Take Tamara Olt and her husband, who were vacationing in Mexico last April when they got the call that every parent dreads. One of their sons was lying unconscious in his basement room at the family’s home in Dunlap, a small town in central Illinois.
Joshua Olt died in the emergency room that evening. He was 16.
“Heroin was the biggest shock of my life,” says Dr. Olt, an obstetrician and gynecologist. “The drug had never crossed my mind.”
Yet as more communities realize they have a problem, efforts to confront it are slowly gaining ground. Concerned parents, school administrators, and law-enforcement officials are holding town-hall meetings, forming support groups, and starting campaigns to discourage heroin use.
“We recognize that this is an emerging problem,” says Dianne McDonald, a curriculum director at two Joliet, Ill., high schools. “We want to be proactive.”
According to the National Survey on Drug Use and Health, heroin use in the United States rose 66 percent between 2007 and 2011. The US Drug Enforcement Administration says seizures of heroin have doubled since 2008, and arrests have risen by a third. Most heroin comes from Asia, but more and more is arriving from South America and Mexico.
Although heroin use has been expanding for a decade or more, many communities are just beginning to understand the extent of their own heroin problem. The Dane County Narcotics and Gangs Task Force, which includes personnel in Madison, Wis., reported last year that drug overdoses had risen from 31 in 2007 to 175 in 2011, most due to heroin. In Will County, Ill., just outside Chicago, heroin-related deaths rose from five in 2000 to 53 last year. In Missouri, heroin deaths increased from 69 in 2007 to 244 in 2011 – more than half of them in the age group 15 to 35.

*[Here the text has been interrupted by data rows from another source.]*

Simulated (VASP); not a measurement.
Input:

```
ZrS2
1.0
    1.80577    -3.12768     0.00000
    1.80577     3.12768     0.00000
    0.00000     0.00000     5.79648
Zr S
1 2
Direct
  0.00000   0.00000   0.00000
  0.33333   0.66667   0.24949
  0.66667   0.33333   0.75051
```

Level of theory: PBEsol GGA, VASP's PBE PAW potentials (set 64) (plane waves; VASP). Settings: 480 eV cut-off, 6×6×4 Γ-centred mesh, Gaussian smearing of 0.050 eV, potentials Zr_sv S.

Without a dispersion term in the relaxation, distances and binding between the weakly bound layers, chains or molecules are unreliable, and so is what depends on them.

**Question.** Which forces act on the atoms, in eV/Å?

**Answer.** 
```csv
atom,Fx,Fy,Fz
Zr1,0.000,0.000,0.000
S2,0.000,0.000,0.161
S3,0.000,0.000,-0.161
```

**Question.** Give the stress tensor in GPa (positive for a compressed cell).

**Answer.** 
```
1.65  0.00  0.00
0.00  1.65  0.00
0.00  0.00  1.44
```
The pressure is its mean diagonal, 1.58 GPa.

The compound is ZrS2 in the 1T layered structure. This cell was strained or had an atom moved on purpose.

The National Council on Alcoholism & Drug Abuse – St. Louis Area (NCADA), which offers emergency counseling and other services, has seen a dramatic shift in heroin-related calls. Until recently, most came from middle-aged people in poor urban areas. But four or five years ago, that changed. “They were mostly from youth, which was shocking to us,” says Dan Duncan, director of community services. “And they were coming from the suburbs. In 2010, it just seemed to explode.”